AI Rules for Retry Patterns

AI Retries Like a Broken Record

AI generates retry logic with: immediate retries (no delay between attempts — hammering the failing service), infinite retries (never gives up, blocks the caller forever), no jitter (1000 clients all retry at exactly the same time — thundering herd), no error classification (retries a 400 Bad Request that will never succeed), and no idempotency check (retrying a non-idempotent POST creates duplicate resources). Every retry pattern AI generates either amplifies the failure or creates new problems.

Modern retry patterns are: backoff-delayed (exponential delay: 1s, 2s, 4s, 8s — giving the service time to recover), jitter-distributed (random variance prevents thundering herd), max-limited (3-5 attempts, then fail with a clear error), error-classified (retry 503 Service Unavailable, do not retry 400 Bad Request), and idempotency-verified (only retry operations that are safe to repeat). AI generates none of these.

These rules cover: exponential backoff calculation, jitter strategies, max retry limits, error classification for retryability, idempotency requirements, and retry budgets for system-wide control.

Rule 1: Exponential Backoff with Jitter

The rule: 'Calculate retry delay with exponential backoff plus random jitter: delay = min(baseDelay * 2^attempt + random(0, baseDelay), maxDelay). Base delay: 1 second. Attempt 1: 1-2s. Attempt 2: 2-3s. Attempt 3: 4-5s. Attempt 4: 8-9s. Max delay cap: 30 seconds (prevent absurdly long waits). The exponential growth gives the failing service progressively more recovery time. The jitter prevents all clients from retrying simultaneously.'

For jitter strategies: 'Full jitter: delay = random(0, baseDelay * 2^attempt). Widest distribution, best thundering herd prevention. Equal jitter: delay = baseDelay * 2^attempt / 2 + random(0, baseDelay * 2^attempt / 2). Half deterministic, half random — good balance. Decorrelated jitter: delay = min(maxDelay, random(baseDelay, previousDelay * 3)). Each delay based on the previous — naturally decorrelates retries across clients. Full jitter is the recommended default (AWS recommends it).'

AI generates: await new Promise(r => setTimeout(r, 1000)) — fixed 1-second delay for every retry. 1000 clients fail at the same time: all retry after exactly 1 second. The service gets a spike of 1000 requests — fails again. All retry after 1 second again. Thundering herd in a loop. With jitter: 1000 clients retry across a 1-2 second window (randomly distributed). The service receives a smooth trickle instead of a spike. Same retry count, dramatically different load pattern.

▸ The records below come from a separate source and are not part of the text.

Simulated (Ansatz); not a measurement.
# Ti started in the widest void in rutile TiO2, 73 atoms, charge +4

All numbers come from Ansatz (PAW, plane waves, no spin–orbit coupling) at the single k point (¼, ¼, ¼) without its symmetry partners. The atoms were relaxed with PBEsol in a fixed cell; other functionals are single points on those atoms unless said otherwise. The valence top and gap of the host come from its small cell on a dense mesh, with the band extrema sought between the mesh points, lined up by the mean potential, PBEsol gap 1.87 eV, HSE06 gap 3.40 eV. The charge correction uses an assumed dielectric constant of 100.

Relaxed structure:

Exponential: baseDelay * 2^attempt — 1s, 2s, 4s, 8s, 16s progression
Jitter: add random(0, baseDelay) to prevent synchronized retries
Max delay cap: 30 seconds — prevent absurdly long waits
Full jitter (AWS recommended): random(0, baseDelay * 2^attempt)
1000 clients with jitter: smooth trickle. Without jitter: thundering herd spike

💡 Smooth Trickle vs Thundering Herd

1000 clients with fixed 1-second delay: all retry at the same instant = spike. 1000 clients with full jitter: retries distributed randomly across a 1-2 second window = smooth trickle. Same retry count, dramatically different server load pattern.

Rule 2: Max Retry Limits

The rule: 'Set a maximum retry count: 3-5 attempts for user-facing operations (the user should not wait more than 30 seconds), 5-10 attempts for background jobs (longer tolerance, but still bounded), and 0 retries for non-idempotent operations unless idempotency is guaranteed. After max retries: return a clear error to the caller, log the failure with context (which service, which operation, how many attempts, total elapsed time), and optionally queue for later retry (dead letter queue).'

For total time budget: 'Instead of max attempts, consider a total time budget: retry for up to 30 seconds, regardless of attempt count. With exponential backoff: 1s + 2s + 4s + 8s + 16s = 31 seconds = 5 attempts. This naturally caps both the attempt count and the total wait time. Implementation: const deadline = Date.now() + 30000; while (Date.now() < deadline) { try { return await call(); } catch { await backoff(attempt++); } }.'

AI generates: while (true) { try { return await call(); } catch { await sleep(1000); } } — infinite retries with fixed delay. The downstream service is permanently down (not a transient failure): the caller retries forever, holding a connection, a thread, and the user attention indefinitely. Max retries: after 5 attempts, return an error. The user sees a failure message and can take action. The system resources are freed.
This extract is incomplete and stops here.